I found an interesting reddit discussion with a user that claims to run successfully a 90 wide RAIDZ3 with 22TB drives. He is using special vdev with 1MB special_small_blocks 16M record size for mostly large files. The impressive part; he is able to resilver in 2 days!
I assume that his resilvers are so fast, because the whole blocktree is on special vdev?
Either way, it is fascinating that it works as good as it does. I am not sure if that is because the pool is only 2y old, or because he really found a good edge case where ultra wide RAIDZ do actually work.
Anyway, the alternative to that ultra wide RAIDZ3 would be dRAID. He wants as much storage as possible. He gets currently 87 / 90 which is an impressive 96,7%.
His reasoning for not using dRAID was that it is not as storage efficient because of the fixed stripesize. This is where I struggle. I don’t get how dRAID makes use of special vdev and if it really is as big of a deal as he thinks.
Assuming you want to store a 5GB movie on your 16M dataset, his argument was that this 5GB file consists of multiple 16M records. Maybe there is a last record, a tail, that is not using the whole 16M but only 4k. That last record would be filled with 0, compressed down to 4k and then use a whole dRAID stripe. It is also not perfect for RAIDZ3, but for dRAID it is even worse. But since it is only the last record out of many, the loss here is not that big on dDRAID nor RAIDZ.
What I struggle to understand is how a single 16M record behaves. Assuming we have a dRAID3:85d:2s:90c as a better alternative to his current RAIDZ3, the smallest stripe would be 85 * 4 = 340k.
A single 16M record would consist of 16 * 1024 / 340 = 49 stripes.
The last stripe only has 16 * 1024 - 340 * 48 = 64k of actual data.
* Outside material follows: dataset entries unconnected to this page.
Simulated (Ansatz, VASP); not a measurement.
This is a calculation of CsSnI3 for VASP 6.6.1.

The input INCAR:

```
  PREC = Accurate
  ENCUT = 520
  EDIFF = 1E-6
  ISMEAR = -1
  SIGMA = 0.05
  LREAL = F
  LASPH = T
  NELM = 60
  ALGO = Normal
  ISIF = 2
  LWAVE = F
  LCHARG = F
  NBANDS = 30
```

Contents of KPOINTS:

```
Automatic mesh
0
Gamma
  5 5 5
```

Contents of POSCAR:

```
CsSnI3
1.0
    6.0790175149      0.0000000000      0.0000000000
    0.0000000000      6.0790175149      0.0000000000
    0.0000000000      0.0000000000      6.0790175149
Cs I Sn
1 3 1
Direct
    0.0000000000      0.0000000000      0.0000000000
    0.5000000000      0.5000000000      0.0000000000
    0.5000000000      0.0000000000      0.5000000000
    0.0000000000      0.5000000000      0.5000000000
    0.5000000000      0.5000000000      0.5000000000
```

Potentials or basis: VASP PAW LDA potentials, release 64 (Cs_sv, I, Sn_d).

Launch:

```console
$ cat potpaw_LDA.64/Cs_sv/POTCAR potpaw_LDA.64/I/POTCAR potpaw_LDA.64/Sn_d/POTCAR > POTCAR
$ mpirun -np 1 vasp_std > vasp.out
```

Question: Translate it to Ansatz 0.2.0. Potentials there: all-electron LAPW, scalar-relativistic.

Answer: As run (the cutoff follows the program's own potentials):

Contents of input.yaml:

So yes, to store a 16M record, you would use 49 * ( 340 + 12 dRAID3 + 8 2s) = 17640
instead of RAIDZ3 with 16 × 1’024 ÷ 348 = 47 full stripes plus one stripe with 16 × 1’024 - 47 * 348 = 28k actual data. That would result in
47 * 360 + 40k = 16960k.
So for every single 16M record that alternative would use 16960 / 17640 = almost 4% more. Sure, the dRAID having two spares while his RAIDZ has none is also a factor for that. But I kinda get his point, why dRAID is not the best fit for him if max storage is the highest priority.
It would be way worse for a 1MB record, if it weren’t for special vdev.
So I was wondering how special vdev decides, what lands on it. Does it only look at the record size?
Or does it to some ZFS magic and realize that for example the last stripe is only 4k in actual size and because of that would be better suited to land on svdev?